A three foot circle is made with a piece of chalk in the front of the room. Each pupil in the room is given a different number. The teacher selects one to be “It,” who must stand at least ten feet from the circle and be touching a side wall. “It” calls a number. The pupil whose number is called tries to run through the circle in the front of the room and get back to his seat without being tagged by “It”. The one who is “It” must run through the circle before he can tag the one whose number he called. If the pupil is tagged he becomes “It”.
An attention game. Taking for granted that the pupils have a general knowledge of the directions of various towns or cities in their state or the surrounding states, the following game can be played.
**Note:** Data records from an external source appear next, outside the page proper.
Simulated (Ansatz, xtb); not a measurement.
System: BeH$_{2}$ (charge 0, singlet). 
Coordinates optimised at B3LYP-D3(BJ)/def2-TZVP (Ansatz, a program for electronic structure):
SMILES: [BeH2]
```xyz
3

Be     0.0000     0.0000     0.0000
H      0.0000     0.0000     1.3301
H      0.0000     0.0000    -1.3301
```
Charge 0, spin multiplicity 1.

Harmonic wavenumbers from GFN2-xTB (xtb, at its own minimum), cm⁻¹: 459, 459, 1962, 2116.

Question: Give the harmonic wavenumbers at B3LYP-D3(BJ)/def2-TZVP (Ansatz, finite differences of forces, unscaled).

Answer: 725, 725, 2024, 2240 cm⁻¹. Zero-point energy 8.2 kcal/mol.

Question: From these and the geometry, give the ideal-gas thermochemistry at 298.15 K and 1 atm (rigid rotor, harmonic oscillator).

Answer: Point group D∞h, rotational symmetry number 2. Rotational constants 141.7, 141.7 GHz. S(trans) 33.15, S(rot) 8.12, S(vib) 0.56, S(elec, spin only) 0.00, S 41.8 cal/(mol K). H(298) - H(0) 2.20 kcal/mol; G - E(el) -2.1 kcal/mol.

All are requested to stand in the aisle beside their seats. The teacher then proceeds to make statements or tell some story, mentioning the names of various cities and towns. At the mention of these the pupils face in the direction in which said cities or towns are located. Failing to turn correctly when a city is mentioned the pupil is required to take his seat.
For Primary Pupils
Chase the Rabbit
The group kneels in a circle with their hands on each other’s shoulders. The one selected to be rabbit runs around the circle and tags some individual. Thereupon that individual must get upon his feet and run to the left around the circle. The rabbit runs to the right around the circle. The rabbit must tag the one who is running around in the opposite direction, and then both endeavor to get back to the hole left in the circle. The one failing to do this becomes the rabbit for the next play.
One of the group is selected to be “It”. He stands with his back to the group and counts five, at the end of which he turns rapidly around. If he sees any of the group moving, that one seen must go back to the starting line. While the one “It” is counting, it is the object of the group to progress toward him as rapidly as possible.
This game is similar to the game “Steps,” above described, excepting that the players standing behind “It” assume the poses of statues. “It” upon turning around endeavors to detect some movement on the part of the statues, in which case that player takes the place of “It”.
The players stand behind a line. Each in turn must cover the space between said line and another line twenty yards distant by a manner of progress different from that used by any of the previous players. For example, the first one called upon to cover the intervening space between the lines walks, the second one runs, the third hops, the fourth crawls, the fifth walks backward, etc., and so on until all of the players have reached the far line. This game taxes the ingenuity of the last players to be called upon, as they have to initiate new methods of progress.